Somewhere the ghost of George Orwell groans in recognition.
Remember during last year's campaign how President Obama harped on "millionaires and billionaires" not paying what they should in taxes? For the sake of fairness, Obama insisted, tax rates signed into law by George W. Bush a decade ago should increase on the wealthy while the remaining "98 percent" of taxpayers, those earning less than $250,000 annually, should not see their taxes go up. (audio clip after page break)
And once Obama was re-elected, and Democrats gained seats in Congress, this is exactly what happened -- those Bush tax cuts affecting only the wealthy were allowed to lapse as of Jan. 1, along with the payroll tax cut enacted two years ago.

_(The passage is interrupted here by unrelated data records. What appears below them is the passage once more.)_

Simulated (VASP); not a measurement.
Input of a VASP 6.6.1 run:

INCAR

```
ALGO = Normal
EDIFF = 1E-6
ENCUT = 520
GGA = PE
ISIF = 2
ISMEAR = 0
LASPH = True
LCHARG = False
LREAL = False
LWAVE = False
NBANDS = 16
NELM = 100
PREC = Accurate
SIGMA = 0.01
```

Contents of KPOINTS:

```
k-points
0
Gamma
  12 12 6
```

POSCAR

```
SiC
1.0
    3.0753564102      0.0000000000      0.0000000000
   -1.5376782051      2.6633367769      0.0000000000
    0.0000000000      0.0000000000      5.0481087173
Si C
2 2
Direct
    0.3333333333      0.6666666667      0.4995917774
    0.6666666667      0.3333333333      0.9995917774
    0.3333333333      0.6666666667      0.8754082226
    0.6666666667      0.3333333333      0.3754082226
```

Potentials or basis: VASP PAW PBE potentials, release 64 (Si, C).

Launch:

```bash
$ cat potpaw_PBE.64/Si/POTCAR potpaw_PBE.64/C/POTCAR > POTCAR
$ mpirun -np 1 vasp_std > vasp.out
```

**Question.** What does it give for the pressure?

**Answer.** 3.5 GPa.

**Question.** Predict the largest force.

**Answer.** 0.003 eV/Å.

But according to Ed Schultz, whose grasp of the dismal science is tentative even on good days, the wealthy are not paying higher taxes now than they did over the last decade because, heck, this is the rate they used to pay when Bill Clinton was president. Yes -- the man is actually making this claim, and publicly at that.
Listen for yourself to this quintessential example of Schultz illogic at work on this radio show Friday (audio) --
Sound bite this morning, I want to play it right off the top, we have themed up here in recent days on the program, talking about how the Republicans flat-out lie. I saw an interview and this was on our network, on MSNBC today, (GOP Rep.) Tom Cole of Oklahoma. No mention that there's been $1.2 trillion in cuts without revenue. And of course, their bullet point back to the American people is, while they forget to point that out, which of course the president went along with, which Boehner of course said he got 98 percent of what he wanted, now they're purporting the idea that, well, the president just raised taxes 60 days ago and here we go again. No, no, no, no, no -- liberals, we can't let 'em get away with this. There was legislation on the books that expired. It expired. President Obama didn't do that. He didn't have anything to do with it, it expired. Back in the lame duck session of the Congress in 2010, the ten-year window on that was up. And what did he do? He extended it two more years because Democrats wanted to keep the economy cooking. So now what has happened? Well, the Bush tax cuts expired on December 31st, the deal was cut that the top 2 percent would go back to 39 percent, as the legislation expired, but the middle class was protected and taxes did not go up on the middle class. So now they're officially the Obama tax cuts. Ninety-eight percent of Americans stayed at the same rate under President Obama's plan. He allowed the legislation to expire on the top 2 percent and they're claiming that's a tax increase. No, it's not. It would be a tax increase if you were to go beyond the 39.6 percent because that would be new territory where we've never been before. Now, you know, it's however you want to view it, whatever tribe you're in. That's what it comes down to.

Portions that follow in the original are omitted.